”It is striking that, in a region as intimate as the Middle East, cultural ignorance and political miscalculation have played such perverse roles. By attacking the new country of Israel in 1948, the Arabs lost the chance to create an entity for Palestine. Through its policy of expulsion of the native population, Israel destabilized its neighbors and created a reservoir of future terrorists that was continually refreshed by new wars and population transfers.”
In surely what is the most intimately detailed report of the Carter Camp David Accords collected for public consumption, Lawrence Wright gives us a look at the men who came to that place in 1978 to wage peace. Chapter headings mark the thirteen days of talks, and within each day we are treated to the increasingly stuffy and claustrophobic internal debates which contrasted with the comfortable and laid-back atmosphere of the country playground.
As the chapters unfold, so do brief histories and biographies of the men who played a role: Israeli Foreign Minister Moshe Dayan; Israeli Minister of Defence Ezer Weizman; Prime Minister of Israel and leader of the minority coalition Likud, Menachem Begin; Egypt’s deputy Prime Minister Hassan al-Tohamy; Egypt’s new Foreign Minister Mohamed Ibrahim Kamel; Egyptian President Anwar Sadat; U.S. National Security Advisor Zbigniew Brzezinski; U.S. Secretary of State Cyrus Vance; American first-term President Jimmy Carter.
The men are merely men, with all the ticks, scars, and faults of men. What is so breathtaking is that the lives of so many depended on these men acting like statesmen. By meeting at Camp David, all three men were taking huge political risks for their own lives and careers. One might argue that the risks never left the personal realm. None of them really took risks with the nations they represented. Carter continued to financially and politically support both countries, Begin never changed his determination to settle confiscated lands, and Egypt simply withdrew support for Palestinians it had previously protected.

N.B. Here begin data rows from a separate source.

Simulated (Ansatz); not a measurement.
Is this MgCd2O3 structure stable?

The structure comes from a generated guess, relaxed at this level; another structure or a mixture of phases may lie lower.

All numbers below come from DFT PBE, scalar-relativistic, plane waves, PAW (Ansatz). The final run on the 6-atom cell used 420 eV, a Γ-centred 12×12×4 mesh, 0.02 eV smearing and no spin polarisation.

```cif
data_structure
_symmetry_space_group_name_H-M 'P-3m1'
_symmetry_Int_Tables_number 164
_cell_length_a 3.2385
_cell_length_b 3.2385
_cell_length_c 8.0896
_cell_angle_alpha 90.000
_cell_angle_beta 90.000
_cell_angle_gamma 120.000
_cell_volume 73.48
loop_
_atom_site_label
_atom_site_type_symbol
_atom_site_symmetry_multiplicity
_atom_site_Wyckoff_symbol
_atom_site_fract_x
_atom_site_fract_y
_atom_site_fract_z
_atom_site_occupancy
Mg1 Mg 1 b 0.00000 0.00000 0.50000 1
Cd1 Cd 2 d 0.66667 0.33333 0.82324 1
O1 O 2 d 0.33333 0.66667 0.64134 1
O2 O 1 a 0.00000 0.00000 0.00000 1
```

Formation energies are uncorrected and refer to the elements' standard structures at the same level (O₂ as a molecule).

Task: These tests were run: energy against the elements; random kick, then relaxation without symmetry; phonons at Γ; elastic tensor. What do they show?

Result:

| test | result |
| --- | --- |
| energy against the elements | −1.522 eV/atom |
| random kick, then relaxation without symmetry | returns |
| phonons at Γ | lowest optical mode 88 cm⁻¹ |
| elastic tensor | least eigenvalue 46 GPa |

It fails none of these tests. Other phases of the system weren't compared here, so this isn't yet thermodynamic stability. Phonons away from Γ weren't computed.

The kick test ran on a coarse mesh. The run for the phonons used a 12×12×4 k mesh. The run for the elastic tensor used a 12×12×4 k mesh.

Wright concentrates his focus on the Israeli and Egyptian delegations. We get a look at Jimmy and Roslyn Carter, their background and rise to prominence in Washington, and Jimmy Carter’s team of advisors, but we get a more detailed look at what was happening in the other camps as talks progressed through two weeks in September. We learn, too, of the wars fought in the name of ‘legitimate rights’ which brought these men to Camp David.
There was a dangling thread that did not get resolved at Camp David, though two of the three parties believed it had been resolved. In the months after the agreement was signed, that dangling thread became part of the noose which helped to hang the careers of Carter and Sadat: Menachem Begin claimed he had not agreed to a settlement freeze while discussions with Palestinians continued but only for three months. Without the side letter that Carter and Sadat believed Begin had promised to produce, the concession was moot and not part of the original accord.
Begin returned to Israel triumphant, only to lose his closest advisors to resignations for his continued unwillingness to honor the spirit of the agreement he’d signed. Sadat was murdered by his own people three years later. Carter, having spent so much time on the effort of achieving the peace, had neglected his other duties and lost much support among his party and his electorate.
The agreement came at a time in Arab-Israeli relations when any observer could not be blamed for feeling despair. The Israelis were gloating and acting invincible with America’s money and support. The Palestinians were further marginalized and weakened by their loss of Egyptian backing and lack of good leadership. The conditions spelled out in the agreement continue to hold, but there is little sense of jubilation now.
This book must have been a difficult one to research and write, which only manages to shine a light on Wright’s achievement. He captures the ups and downs of high-stakes negotiation and gives us a feel for the real work involved in the process. There is little exhilaration here. Mostly there was just terror and relief.
In a final note, Wright tells the story of one of Begin’s closest advisors, Ezer Weizman, who was known to be a raging hawk when it came to protecting Israel with military might. One day his son was shot between the eyes in an engagement. At that point Weizman began to see the futility of war. Man seems determined to learn this lesson again and again, and not ever soon enough.